One of the things you hear from business people is that there would be a lot less fresh water used if it weren't so darn cheap. It costs pennies, not dollars. It's simple economics.

But there is still a strong case to be made for saving water if you think about it the right way. Not just a social responsibility case, either, but a financial one.

That's the thinking behind one of the most interesting online tools launched in recent memory, this one codeveloped by St. Paul-based Ecolab. It went live last week as the "Water Risk Monetizer," a brand name that Ecolab shouldn't bother submitting for any creative marketing awards.

As the name suggests, the basic idea is there's a value, a cost, that's being borne today when the clean water supply is at risk.

The corporate community is now talking a lot about water scarcity, joining with environmentalists and others who have been raising alarms for years. Investors are starting to see water scarcity mentioned as a risk factor in corporate regulatory filings.

The total amount of water on the planet never actually changes, of course. When talking about scarcity today business people mostly mean not enough clean water where it's really needed.

At some point that conversation has to roll around to price. Water is too cheap almost everywhere, and maybe the oddest part is that it's cheapest in some of the places where the supply is at greatest risk.

Water in Chicago, a metropolis on a vast freshwater lake, costs $1.46 per cubic meter, according to an analysis published earlier this year by Fortune magazine. In Jeddah, Saudi Arabia, the same amount of water costs residential customers all of 3 cents.

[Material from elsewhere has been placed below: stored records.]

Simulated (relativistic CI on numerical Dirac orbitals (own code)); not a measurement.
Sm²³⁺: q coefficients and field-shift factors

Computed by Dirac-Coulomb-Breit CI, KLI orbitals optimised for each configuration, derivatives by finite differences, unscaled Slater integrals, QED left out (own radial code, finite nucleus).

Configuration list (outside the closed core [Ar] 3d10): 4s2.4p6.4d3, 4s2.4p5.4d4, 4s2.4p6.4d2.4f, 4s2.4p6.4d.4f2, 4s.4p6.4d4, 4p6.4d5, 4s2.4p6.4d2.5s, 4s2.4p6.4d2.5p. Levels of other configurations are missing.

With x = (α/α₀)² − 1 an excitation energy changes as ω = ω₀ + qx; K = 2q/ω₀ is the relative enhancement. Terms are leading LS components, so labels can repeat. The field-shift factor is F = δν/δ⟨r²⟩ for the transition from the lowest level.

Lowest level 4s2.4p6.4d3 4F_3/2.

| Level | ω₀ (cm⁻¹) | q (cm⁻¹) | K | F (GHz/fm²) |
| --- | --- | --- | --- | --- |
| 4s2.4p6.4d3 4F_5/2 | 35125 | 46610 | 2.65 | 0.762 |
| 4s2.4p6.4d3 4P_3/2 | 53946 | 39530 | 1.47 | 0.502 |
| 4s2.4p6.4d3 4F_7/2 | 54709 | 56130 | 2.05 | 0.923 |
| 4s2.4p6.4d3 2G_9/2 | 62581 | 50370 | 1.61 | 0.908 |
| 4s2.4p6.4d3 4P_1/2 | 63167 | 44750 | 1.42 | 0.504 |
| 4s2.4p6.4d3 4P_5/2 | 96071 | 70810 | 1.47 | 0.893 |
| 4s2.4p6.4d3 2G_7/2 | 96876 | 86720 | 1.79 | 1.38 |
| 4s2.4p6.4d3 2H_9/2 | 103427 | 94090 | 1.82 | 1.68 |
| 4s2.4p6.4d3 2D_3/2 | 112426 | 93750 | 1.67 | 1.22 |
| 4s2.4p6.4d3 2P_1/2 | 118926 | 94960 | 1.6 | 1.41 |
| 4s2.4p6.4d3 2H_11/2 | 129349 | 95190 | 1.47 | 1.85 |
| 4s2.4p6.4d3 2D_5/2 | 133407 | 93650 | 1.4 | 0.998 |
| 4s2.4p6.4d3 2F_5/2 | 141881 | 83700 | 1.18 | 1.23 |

Figuring out what water should be worth shouldn't be that hard. But University of Minnesota researcher Bonnie Keeler, who has been immersed in researching the financial implications of clean water, called water pricing "one of the classic paradoxes in economics."

Stop and think about it, she said. Clean water is essential to life and yet is priced in much of the world at next to nothing. Diamonds are very highly valued, but it's hard to argue with Keeler's conclusion that diamonds are "completely nonessential to life."

Ecolab's executives harbor no ambitions to get consumers to carefully consider the economic value of the water they use. They are trying to influence executives who run big facilities, with capital to invest throughout the globe.

It might seem like common sense, when looking at building a new manufacturing facility, to invest in equipment that cuts water usage if the facility happens to be in a watershed with clear signs that the water could run out.

Doing the right math

But if the utility quotes a price for water that in no way reflects that risk, then a conventional return on invested-capital analysis would lead to the wrong answer.

As Ecolab CEO Doug Baker put it, "you can save a lot of gallons of water without a big expense of capital, but the math just doesn't work."

But perhaps that's because companies aren't doing the right math, Baker said.

The calculations that the water risk monetizer is doing are pretty much the same as what Ecolab analysts do right now when deciding whether to approve an acquisition abroad. In addition to the usual cost of capital that would apply to any ­investment, Ecolab factors in a "phantom" capital cost.

"What we're doing is somehow putting a cost around political uncertainty, or legal uncertainty, or economic uncertainty," Baker said. "So we use a phantom price of capital. It's not the actual price of the capital we're paying. But we do it because we think we get a more honest reflection of the economics."

So as Baker and his executives looked at water, they thought a similar approach would lead managers to a more honest conclusion.

Trying to make a difference

"The challenge with water is it's a local issue," said Emilio Tenuta, Ecolab vice president of corporate sustainability. "Greenhouse gas is a global issue. The reason we did a tool is really to drive action at the local level, at the operation's level."

Tenuta added that the business risk captured by the tool for an individual operation isn't just that the price of water might rise. It's conceivable water at a given facility will stay cheap right up until the morning it gets cut off, as rationing shuts down business use in favor of households.

Ecolab launched the monetizer with the U.K.-based consultancy Trucost. It's been in the works a little over a year.

Tenuta declined to say what Ecolab invested in the project, but an economic case for going ahead with it is easy enough to see. Ecolab, of course, sells lots of different products to treat water and reduce consumption, used everywhere from commercial dairies to the oil fields.

References to saving water pop up all over Ecolab materials, an example being a simple product announcement this summer for a new dishwashing system for restaurants that happens to save the restaurant owner 27,500 liters per year.

Part of the reason Ecolab collaborated with Trucost, and put the tool on an independent website, is that Ecolab didn't want to be accused of coming up with some arcane financial calculation that always seemed to justify buying more stuff from Ecolab.

"We are by far the leaders in the world in what we do," Baker said. "If we grow the market, we will benefit. We want our business to do well but we're also honestly interested in making a difference."